Alun Wyn Jones will set a new world record of 149 Test match appearances in Saturday’s Guinness Six Nations game against Scotland.
Here, the PA news agency reflects on a memorable career in the red shirts of Wales and the British and Irish Lions.
Where it all started
Jones’ international career began 7,500 miles from Wales at the sporting outpost of Estadio Raul Conti in Puerto Madryn, Patagonia, 14 years ago. Selected by new Wales coach Gareth Jenkins alongside James Hook, Richard Hibbard and Ian Evans among four debutants in the match-day 23 against first Test opponents Argentina that June afternoon, 20-year-old Jones started as blindside flanker, joining back-row colleagues Gavin Thomas and Alix Popham, who were both sin-binned. Wales suffered a 27-25 defeat after matching the Pumas 3-3 on tries, but Jones was off and running at the highest level, and the rest is history.
Wonderful Wales career
Jones has enjoyed a stellar spell in Wales colours, making 139 appearances for his country that included setting a new national cap record when he overtook former prop Gethin Jenkins during last year’s World Cup. He has been part of four Six Nations title-winning campaigns and three Grand Slams, played in four World Cup tournaments and helped Wales reach two World Cup semi-finals. He was Six Nations player of the tournament last year, and only Sam Warburton has captained Wales more times than Jones. Above all, though, his unrelenting quality of performance make him arguably Wales’ greatest player.
Jones’ World Cup story
In the early stages of Jones’ Test career, Wales were inconsistent performers. No greater an illustration of this came at the 2007 World Cup, where a dramatic pool stage defeat against Fiji in Nantes meant an early exit and coach Gareth Jenkins losing his job. Warren Gatland’s appointment as Jenkins’ successor in early 2008, though, kick-started a spectacular change of fortunes, with players like Jones, Warburton, Mike Phillips and Taulupe Faletau to the fore. Wales reached the 2011 World Cup semi-finals before having Warburton sent off and losing by a point to France, were quarter-finalists four years later and then semi-finalists again in Japan 12 months ago. Jones has made more World Cup appearances – 21 – than any other Welshman, and proved a driving force on the global stage.

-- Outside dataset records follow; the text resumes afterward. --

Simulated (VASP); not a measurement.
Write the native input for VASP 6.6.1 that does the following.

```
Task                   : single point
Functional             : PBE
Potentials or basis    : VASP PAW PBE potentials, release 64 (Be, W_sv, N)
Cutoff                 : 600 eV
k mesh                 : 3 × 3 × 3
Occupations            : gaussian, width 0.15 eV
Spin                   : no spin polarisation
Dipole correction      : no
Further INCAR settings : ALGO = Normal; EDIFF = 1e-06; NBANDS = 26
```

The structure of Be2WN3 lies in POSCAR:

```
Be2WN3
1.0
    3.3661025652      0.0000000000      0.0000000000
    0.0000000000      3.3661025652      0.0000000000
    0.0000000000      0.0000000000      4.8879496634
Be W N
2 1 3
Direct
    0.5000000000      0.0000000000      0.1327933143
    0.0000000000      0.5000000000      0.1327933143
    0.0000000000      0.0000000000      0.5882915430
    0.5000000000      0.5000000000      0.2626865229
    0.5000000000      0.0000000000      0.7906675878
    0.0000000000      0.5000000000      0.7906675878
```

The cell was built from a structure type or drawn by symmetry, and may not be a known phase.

Jones has roared with the British and Irish Lions
Jones has played more Tests for the British and Irish Lions than any other current player. His total of nine comes from being an ever-present in the Lions’ last three Test series – South Africa (2009), Australia (2013) and New Zealand (2017). He is equal-eighth on the Lions’ all-time Test appearance list with Syd Millar and Andy Irvine, and one behind Sir Gareth Edwards. Jones will be approaching his 36th birthday when the Lions tour South Africa next summer, but his credentials mean he is among the captaincy candidates head coach Warren Gatland will surely consider. Jones skippered the Lions to a Test series-clinching win against Australia in 2013 when tour captain Sam Warburton was injured.
Where will it all finish?
Given Jones’ fitness levels and his relative lack of injuries, it would be no surprise to see him being part of the 2021 Lions tour and maybe continuing his Wales odyssey beyond that. Jones will be 38 when the 2023 World Cup takes centre-stage in France, yet given careful continued game-load management by his regional team the Ospreys, a fifth appearance on rugby union’s global stage cannot be discounted. Jones’ drive and desire is unquestioned, and there appears no sign of him slowing down yet. Jones, and only Jones, will know when the time is right to call time on a truly spectacular career.